Heady Times for Jeff Bonde and Jerry Hollendorfer
For the past two decades, local trainers Jerry Hollendorfer and Jeff Bonde (left) have been among the best at Golden Gate Fields, each having made a name for themselves in different ways. Hollendorfer, for his domination of the local racing scene, and Bonde, for his penchant for picking out top 2-year-olds.While each have been well established on the national level, this May could bring each of them to a brand new level of success.
Last week, Hollendorfer was named a finalist for the National Thoroughbred Hall of Fame for the first time. He, along with trainers Gary Jones and Robert Wheeler, jockeys Calvin Borel, Garrett Gomez, John Velazquez and Alex Solis and horses Open Mind, Safely Kept and Sky Beauty will all be eligible for one of the four spots that will be inducted this year. The four highest vote getters of the group will become hall of famers.
Bonde on the other hand, is getting close to having a horse in the Kentucky Derby for the first time in his career.
The ‘Dorf has the numbers to merit inclusion. On the local angle, between 1986 and 2008 he won 37 straight training titles at Bay Meadows and 32 straight at GGF. Nationally, he has been in the top 10 in wins 24 straight years and in the top 10 in earnings 12 times. Heading into 2011, he ranked fourth all time in wins (5,863) and eighth in all time earnings $119,141,280 among North American trainers.
“No one can ever expect to be honored like this, so it was a real nice feeling when I got nominated as a finalist,” Hollendorfer said. “Being nominated is special in itself, but getting in would be extra special. I’m very humbled to be nominated.”
The king of the bay area has had his share of top caliber horses such as Blind Luck, King Glorious, Lite Light, Pike Place Dancer, Chocolate Candy and Hystericalady just to name a few. It is no mistake he has been as successful as he has. He is usually the first one at the track and the last one to leave.
“My folks taught me early in life, that you have to work hard and do the best you can at every endeavor,” Hollendorfer said. “I’ve tried to follow that and it’s worked pretty well.”

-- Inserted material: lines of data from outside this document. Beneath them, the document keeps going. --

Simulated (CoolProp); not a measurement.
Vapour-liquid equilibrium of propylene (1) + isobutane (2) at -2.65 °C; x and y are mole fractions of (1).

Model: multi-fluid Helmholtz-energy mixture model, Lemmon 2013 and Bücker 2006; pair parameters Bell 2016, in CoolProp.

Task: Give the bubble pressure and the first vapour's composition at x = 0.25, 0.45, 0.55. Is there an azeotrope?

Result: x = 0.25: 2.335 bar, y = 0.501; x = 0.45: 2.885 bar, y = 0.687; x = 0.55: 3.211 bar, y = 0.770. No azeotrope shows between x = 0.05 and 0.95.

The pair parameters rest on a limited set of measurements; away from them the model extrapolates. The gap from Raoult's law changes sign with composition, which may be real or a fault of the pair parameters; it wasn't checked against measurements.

On May13th, we will find out if Jerry makes it to the hall of fame. Seeing the long hours he puts in at the track, and the success it has led to, I have to think the ‘Dorf will be getting a congratulatory call.
Bonde, a Pleasanton native, thought a few months ago that he was on the fast track to the Derby this year with his stand out Sway Away. But after a disappointing sixth place finish in the Rebel Stakes at Oaklawn Park, positiveness turned to doubt.
However eight days later, another Bonde horse, Twice the Appeal, pulled off a 25-1 shocker in the Sunland Derby, once again leading the Bonde camp to smell roses. The $400,000 earned in the win, gives the son of Successful Appeal enough in graded earnings to make the Kentucky Derby Field.
The result surprised many, but not Bonde.
“I thought i had a chance. To say I thought I was going to win, nobody can say that. It was a large field, Steve Asmussen had a real nice horse (Astrology) coming off a long layoff and he ran well, he ran second, but I was very happy with my horses’ race,’ Bonde said. “His races on dirt have been have been much better than on synthetic there’s no question about it. But I think the biggest thing for this horse is, he’s catching up now in age and maturing and that’s the big factor.”
Bonde has been in breeders cup races (finishing fourth in the 1999 Breeders Cup Juvenile Fillies with Spain), the Kentucky Oaks and Preakness. He recently won his first ever Grade 1 race when Smiling Tiger won the 2010 Ancient Title Stakes at Oak Tree.
So a horse in the Derby would be the ultimate. Or dare I say horses in the Derby.
Sway Away is also still in the derby picture but according to Bonde, he will need to “come with a big race” in the Arkansas Derby on April 16th to stick on the derby trail.
“I’ve been to the Derby week and it’s a mad house,” Bonde said. “But this sport this sport is like any other, it’s survival of the fittest. Things have to go your way.”
If all goes well, the first two weekends in May could put Golden Gate back on the national map.